Daft add support for adding file path as a new column when read from csv/json etc

a common pattern when reading from csv. json etc, is to add a column in the destination table with the files processed already, so the next time you add new csv files, you will not endup with duplicate values, duckdb/polars for example support this function using filename = true

Sep 07 '24 01:09 djouallah

Thanks for raising this up! This has been something we have been thinking about adding as well.

Sep 10 '24 00:09 kevinzwang

@colin-ho could you pick this issue up?

Sep 25 '24 19:09 jaychia

As an added bonus: if we could figure out that the dataframe is partitioned by filename (if no file splitting was performed) that could be really cool.

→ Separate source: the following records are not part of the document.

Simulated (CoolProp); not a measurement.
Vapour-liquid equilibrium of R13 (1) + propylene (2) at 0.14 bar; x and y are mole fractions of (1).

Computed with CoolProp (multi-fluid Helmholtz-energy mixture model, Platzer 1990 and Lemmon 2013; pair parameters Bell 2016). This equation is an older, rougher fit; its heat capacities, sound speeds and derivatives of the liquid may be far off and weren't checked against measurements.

This could enable easy and cheap data manipulation such as: df.read_parquet("...", filename=True).groupby("filename").count()

Sep 26 '24 09:09 jaychia

Example use-case for counting number of distinct rows, grouped by filename:

Sep 26 '24 09:09 jaychia

any update on this ?

Oct 11 '24 12:10 djouallah

Hi @djouallah , sorry for the delay, I'm currently finalizing the PR for this, will let you know once it is ready

Oct 11 '24 18:10 colin-ho

Hey @djouallah, this feature should be ready in the next release!

Oct 15 '24 17:10 colin-ho

This feature is ready in v0.3.9, closing the issue.

Oct 24 '24 16:10 colin-ho